JERUSALEM - Israel is assessing the feasibility of developing a market for repurchase transactions involving the country's government bonds, the government and markets said on Thursday, as recent conflict weighs on the economy.

They said in a joint statement that after recent internal discussions and in light of the economic challenges facing the economy and the potential added value of developing a "repo" market, they would now ask the public to weigh in on the issue by March 13.

Repo transactions are agreements that involve the transfer of cash by one party to the transaction in exchange for collateral in the form of a security, typically government bonds or other low-risk assets. They are a key financing tool for financial institutions and market participants in many countries, particularly in developed markets.

"Israel currently lacks a developed and sophisticated repo market. The volume of repo transactions in the local market is relatively limited, especially when compared to its potential," the Bank of Israel, Finance Ministry, Tel Aviv Stock Exchange and Israel Securities Authority said in the statement.

"Many of these transactions rely on a small number of intermediaries, and the involvement of international financial institutions in the local repo market is also below its potential," they added.

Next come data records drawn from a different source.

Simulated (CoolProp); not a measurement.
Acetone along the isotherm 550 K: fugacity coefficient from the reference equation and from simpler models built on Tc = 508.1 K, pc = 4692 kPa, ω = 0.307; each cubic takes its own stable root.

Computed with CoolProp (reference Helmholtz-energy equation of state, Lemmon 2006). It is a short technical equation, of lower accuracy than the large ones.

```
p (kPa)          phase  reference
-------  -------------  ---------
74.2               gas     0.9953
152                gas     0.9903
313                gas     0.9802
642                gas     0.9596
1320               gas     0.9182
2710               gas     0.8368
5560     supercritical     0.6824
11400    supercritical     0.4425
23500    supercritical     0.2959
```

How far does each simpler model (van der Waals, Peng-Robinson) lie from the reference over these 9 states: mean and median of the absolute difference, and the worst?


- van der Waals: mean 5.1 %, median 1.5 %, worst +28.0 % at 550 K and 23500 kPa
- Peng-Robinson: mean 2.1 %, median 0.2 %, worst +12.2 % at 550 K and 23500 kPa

The need to develop a repo market has been discussed before in Israel and initiatives were undertaken to establish platforms for one, but these efforts petered out due to macroeconomic conditions, legal and tax challenges, and other barriers.

"A repo market could serve as an alternative investment avenue for public assets, such as those held by institutional investors, provide a tool for liquidity management and fundraising, increase the accessibility of the local capital market to foreign investors, and enhance liquidity and marketability in the domestic market, particularly in government debt."